Let’s ignore smaller little hand-waving techniques like deciding to ignore one of the measurements for the Colt balls because it “looked strange.” Or that there might be compelling evidence in the report that Walt Anderson did indeed use the Logo gauge in his pre-game measurements. Instead, let’s just focus on the two major methods Exponent used to reach its faulty conclusion in Deflate Gate’s Wells Report.
- The “p-value” without controlling for time
- The use of a “visual proof” that is biased toward dry balls measured later in the locker-room period
To show exactly what’s so silly (and biased) about this methodology, imagine the following thought experiment:
- All footballs, for whatever reason, are slightly below where we’d expect them at halftime, about 0.4 PSI below expected
- The Patriots balls are dry instead of wet
- The Patriots balls are measured second instead of first
- The Colts balls are wet instead of dry
- Finally, imagine that the Patriots deliberately released 0.15-0.3 PSI from some of their footballs after referee Walt Anderson approved them
Doing that produces a table with the following hypothetical halftime measurements:
As you can see, the Patriot balls have a much higher halftime average measurement because they were dry, inflated to 13.0 PSI in the pre-game and were measured after the Colt balls, allowing them more time to recalibrate to pre-game PSI levels. Now let’s use Exponent’s two main methodologies to see if we can detect the tampering that we’ve built in to the hypothetical.
Exponent Method #1: p-value independent of time
First, let’s run a statistical (independent t) test to see the likelihood that these two groups of footballs are from the same (untampered) groups. If we do what exponent did, which is ignore time of measurement and compare the pre-game level of the Patriot balls (13.0 PSI in our hypothetical) and Colt balls (12.5 PSI) to where they measured at halftime, we get a p-value of 0.0097. That’s almost exactly what Exponent came up with in the real-life scenario for the Patriots.
Only in our thought-expirement it’s the Colts who are the ones found likely of tampering. Exponent’s method literally picks out the wrong team because it ignores major, confounding variables like time. Pause for a second and appreciate how bad this is: I’ve created a scenario where the Patriots cheat, and Exponent’s methodology points to the Colts…because Exponent’s methodology is biased toward any team that was measured second in the locker room period (and also had wet footballs).
In our hypothetical, The Colt balls were measured first, and thus had less time to recalibrate. Furthermore, the Colt balls were treated as the wet group in this scenario, so they drop further in PSI compared to the dry Patriot balls (the opposite of the real-life AFC title game). So, using Exponent’s nonsensical test, it’s fairly easy to demonstrate “statistical significance” that one team tampered with the balls…even though it was not the team that actual tampered. It was just the team who had their wet footballs measured first.
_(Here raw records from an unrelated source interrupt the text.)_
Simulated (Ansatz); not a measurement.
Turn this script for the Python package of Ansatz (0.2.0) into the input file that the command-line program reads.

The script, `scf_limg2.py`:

Exponent Method #2: a picture that lies
Exponent also attempts to use a “visual proof” of sorts to demonstrate that something is wrong with the Patriot footballs and not the Colt footballs. This approach is Exponent’s acknowledgement that time (“transient curves”) is a relevant variable in the measurement process, but their demonstration is simply incorrect.
Without getting into the nitty gritty, we can simply draw the exact same picture that Exponent draws (starting with Figure 24, pg. 210) to completely disprove their “proof.” (Note: they draw a picture because if they ran an actual statistic test on the data using a transient curve, they would reach the opposite conclusion.) I’ve taken the same data and drawn an Exponent-like picture below. According to Exponent’s “logic,” if the “window” between a dry and wet football doesn’t intersect with the band of what was actual measured (within +/- 2 standard errors from the mean) then it demonstrates something outside the physical boundaries of what is possible.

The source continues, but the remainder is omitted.